Culture / UNESCO

The art of falconry

Alessandro La Becca
Photo: Alessandro La Becca, Unsplash

The art of falconry included on the UNESCO Representative List of the Intangible Cultural Heritage of Humanity

In December, the UNESCO Committee for the Intangible Heritage included the art of falconry on the Representative List of the Intangible Heritage of Humanity. The Republic of Croatia now has a total of 18 intangible cultural assets on the UNESCO lists, of which 3 are multinational, 16 on the Representative List, 1 on the Emergency List and 1 in the Register of Good Practice of Preserving Intangible Cultural Heritage. 

Falconry from Croatia joined the multinational nomination, which includes Austria, Belgium, the Czech Republic, France, Ireland, Italy, Qatar, Kazakhstan, Kyrgyzstan, Hungary, Morocco, Mongolia, Netherlands, Germany, Pakistan, Poland, Portugal, Republic of Korea, Saudi Arabia, Syrian Arab Republic, Slovakia, Spain, United Arab Emirates.

It is an international nomination initiative launched by the United Arab Emirates in 2010, and to date, it has expanded to 24 countries that nurture the art of falconry.

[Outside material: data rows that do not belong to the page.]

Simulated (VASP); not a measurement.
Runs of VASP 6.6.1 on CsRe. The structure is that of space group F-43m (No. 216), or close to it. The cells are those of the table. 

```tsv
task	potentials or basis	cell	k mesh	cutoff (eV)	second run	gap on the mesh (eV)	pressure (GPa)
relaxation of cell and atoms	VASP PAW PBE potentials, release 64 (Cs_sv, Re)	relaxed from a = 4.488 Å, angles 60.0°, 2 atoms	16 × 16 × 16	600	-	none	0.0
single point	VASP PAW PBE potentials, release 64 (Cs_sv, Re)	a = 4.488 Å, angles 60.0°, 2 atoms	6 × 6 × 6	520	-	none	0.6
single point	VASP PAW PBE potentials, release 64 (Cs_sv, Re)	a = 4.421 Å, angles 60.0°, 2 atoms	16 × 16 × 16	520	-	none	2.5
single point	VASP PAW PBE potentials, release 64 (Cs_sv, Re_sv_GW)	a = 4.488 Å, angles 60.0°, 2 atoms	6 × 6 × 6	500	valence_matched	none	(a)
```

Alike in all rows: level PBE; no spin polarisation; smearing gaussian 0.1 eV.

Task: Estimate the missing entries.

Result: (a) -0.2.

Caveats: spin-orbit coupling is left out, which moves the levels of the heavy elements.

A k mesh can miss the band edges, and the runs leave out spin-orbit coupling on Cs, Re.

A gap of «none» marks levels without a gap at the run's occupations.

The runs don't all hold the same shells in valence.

Falconry is recognised in various cultures and communities worldwide as part of cultural heritage, a tradition that respects the natural environment is passed down from generation to generation, and contributes to creating a sense of belonging and continuity of a community and its identity.

The art of falconry is a traditional practice of keeping and training falcons and other birds of prey to hunt prey in their natural habitat. Falconers build a strong emotional connection with their birds and commit to their breeding, training, lifelong care and maintenance of flying for hunting purposes. 

Today, the practice of falconry in most countries is carried out following national and international laws and conventions for the protection of natural and cultural heritage. 

Nowadays, wild falcons face many harmful effects such as pesticides and the degradation and destruction of natural habitat, which reduces their population. Controlled breeding by falconers contributes to conserving different breeds of falcons. In addition, falconers directly affect the preservation of natural habitats in their original state, encouraging the protection of many plant and animal species.

The Croatian Falconry Club and several falconry clubs from Zagreb, Karlovac, Šibenik, Slavonski Brod and other places in Croatia actively participated in the nomination. 

In addition, the Croatian Falconry Club is a member of the International Organisation for Falconry and Protection of Birds of Prey (IAF) and prepares national and international meetings of falconers during which knowledge and skills of falconry are transferred, as well as competitions and education for younger generations.

Efforts to protect falconry and ensure its survival exist in many countries. It focuses in particular on transferring falconry skills to younger generations, developing falconry accessories, ethics in hunting and breeding, and conserving falcon species, complemented by planned measures for sustainable development and raising awareness of values ​​of falconry at the national and international level.